Sunday, October 7, 2012

Where Did They Go?

During the early 1920s, four of the Boston Drum Builders were at or near their prime. Over the next two decades, each would disappear from the drum making map for different reasons.

Harry A. Bower was more of an assembler than a manufacturer per se. Many if not all of his instruments are presumed to have been produced largely by third parties such as machine shops or local craftsmen. Bower certainly was active in the designing and patenting of his creations, and was purported to have been quite the promoter of his wares, but he is not known to have ever had a factory full of workers under his command. So when Bower followed the rapidly evolving entertainment business to Southern California around 1925, his drum building efforts seem to have subsided. The last dated Bower drum I am aware of is from December of 1924. Bower did apply for and receive three patents while living in California in the late 1920s and early 1930s, but it is unknown whether any instruments implementing these designs were ever produced, much less marketed and sold.

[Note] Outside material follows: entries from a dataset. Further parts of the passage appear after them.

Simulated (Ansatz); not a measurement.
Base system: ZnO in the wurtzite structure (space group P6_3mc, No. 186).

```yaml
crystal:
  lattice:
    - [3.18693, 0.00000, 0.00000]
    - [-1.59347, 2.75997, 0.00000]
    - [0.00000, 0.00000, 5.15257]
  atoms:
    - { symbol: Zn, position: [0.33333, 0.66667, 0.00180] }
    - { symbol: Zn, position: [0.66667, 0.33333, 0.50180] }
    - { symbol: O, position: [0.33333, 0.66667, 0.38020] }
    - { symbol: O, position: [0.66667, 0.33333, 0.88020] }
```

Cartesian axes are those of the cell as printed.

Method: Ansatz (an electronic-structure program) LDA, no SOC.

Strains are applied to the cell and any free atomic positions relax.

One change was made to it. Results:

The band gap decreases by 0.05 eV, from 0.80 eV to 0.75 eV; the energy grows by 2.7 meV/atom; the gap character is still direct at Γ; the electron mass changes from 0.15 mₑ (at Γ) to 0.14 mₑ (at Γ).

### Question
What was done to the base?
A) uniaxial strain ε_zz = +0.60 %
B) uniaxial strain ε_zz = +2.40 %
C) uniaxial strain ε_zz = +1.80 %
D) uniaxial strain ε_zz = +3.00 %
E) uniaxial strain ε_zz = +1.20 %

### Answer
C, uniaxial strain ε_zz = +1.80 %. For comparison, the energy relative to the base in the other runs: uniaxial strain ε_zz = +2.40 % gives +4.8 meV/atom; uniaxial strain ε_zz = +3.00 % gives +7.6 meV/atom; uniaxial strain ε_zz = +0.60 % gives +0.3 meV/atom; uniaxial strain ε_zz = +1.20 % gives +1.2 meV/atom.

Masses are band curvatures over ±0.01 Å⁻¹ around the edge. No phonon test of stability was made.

Nokes & Nicolai's ending was relatively simple and concise. It is well documented in trade publications of the era that Nokes & Nicolai along with local string instrument maker Joseph Pancheco merged with the Liberty Rawhide Company of Chicago in 1926 to form The Liberty Musical Instrument Company. The looming question then is 'Why did Nokes & Nicolai chose to essentially sell their company?' We have no answer for that.

It would appear that Nokes & Nicolai was doing reasonably well at the time producing high quality professional level instruments well into the 1920s. They were financially stable enough just a few years earlier in 1922 to have purchased the F. E. Cole banjo business. And with both of Nokes & Nicolai's namesakes staying on with the new venture in Chicago, it doesn't appear that either man was looking to get out of the industry. Perhaps business has become bad for Nokes & Nicolai in Boston by 1926. Perhaps the two owners felt that the industry was passing them by. Or perhaps they just got an offer too good to refuse. We may never know.

The Liberty Musical Instrument Company was short lived, failing within two years time and was soon acquired by the Slingerland Company, also of Chicago. So in some small way Nokes & Nicolai lived on well into the 20th century, though to be honest, few if any of the instruments built by Slingerland bore any resemblance whatsoever to those being sold by Nokes & Nicolai in Boston only a few years earlier.

George B. Stone & Son was a family operation in name only by the 1920s with the elder Stone, George Burt, having passed away in 1917. But under the younger George Lawrence's oversight the company reached it's peak by the early to mid 1920s both in quantity and quality of instruments being turned out. It appears, however, to have been mostly downhill from there. The late Ralph Eames may have described the circumstances best in an interview with Rick Mattingly for Modern Drummer Magazine in 1985:

"When mechanization hit the drum industry it sort of passed Mr. Stone by. His business was primarily a handmade operation, and he didn't want to convert to the equipment that would have been necessary for him to compete with companies like Ludwig, Slingerland, and Gretsch. So the business gradually petered out."

And there you have it in a nutshell. Stone never modernized. Case in point: Stone was producing drums employing wood hoops and an archaic tensioning system for more than a decade after the major players in the industry had moved to metal hoops and standardized tension rods. It was impossible for Stone to keep up like that and eventually they just stopped trying. By the very end, the company was assembling only basic single tension drums with whatever parts were left in the shop making for a sad end to a manufacturing business that once made professional quality, state of the art instruments.

We know that Stone was still building drums, albeit it in dwindling numbers, into the mid 1930s but the factory was closed for good by the late 1930s or early 1940s and the drum making equipment sat dormant for the next decade before it was purchased by Raplh Eames in 1950. Eames Drum Company of Saugus, Massachusetts, which is still in operation today, is owned and operated by Joe MacSweeney just a few miles north of Boston and represents the closest thing to a direct lineage shared between any modern drum maker and the Boston Drum Builders of the early 20th century.

And last but not least we have Charles A. Stromberg. It wasn't that Stromberg disappeared so much as that he and his son Elmer simply shifted their focus away from building drums, harps, and banjos to the making of guitars for which they would ultimately become renowned. By the late 1920s, Stromberg's snare drums had evolved into the most modern of any built by a Boston maker of the day. Solid aluminum hoops, elegant separate tension tube lugs, and a fully functional (if slightly over-built) snare throw-off easily separated Stromberg's drums from their local competitors. But as Stromberg was basically a two man operation, their output was very small with the total number of drums produced by the 1930s said to have been only in the 400 range. It would make sense that Stromberg was drawn not only to the more popular instruments of the day for which there was more demand, but where the profit margin was higher for each instrument sold. Though Stromberg's later drums are not numbered or dated, it appears that they were fazed out through the late 1920s and early 1930s as their guitars began increasing in notoriety and popularity. Charles and Elmer Stromberg would continue building guitars until their deaths in 1955.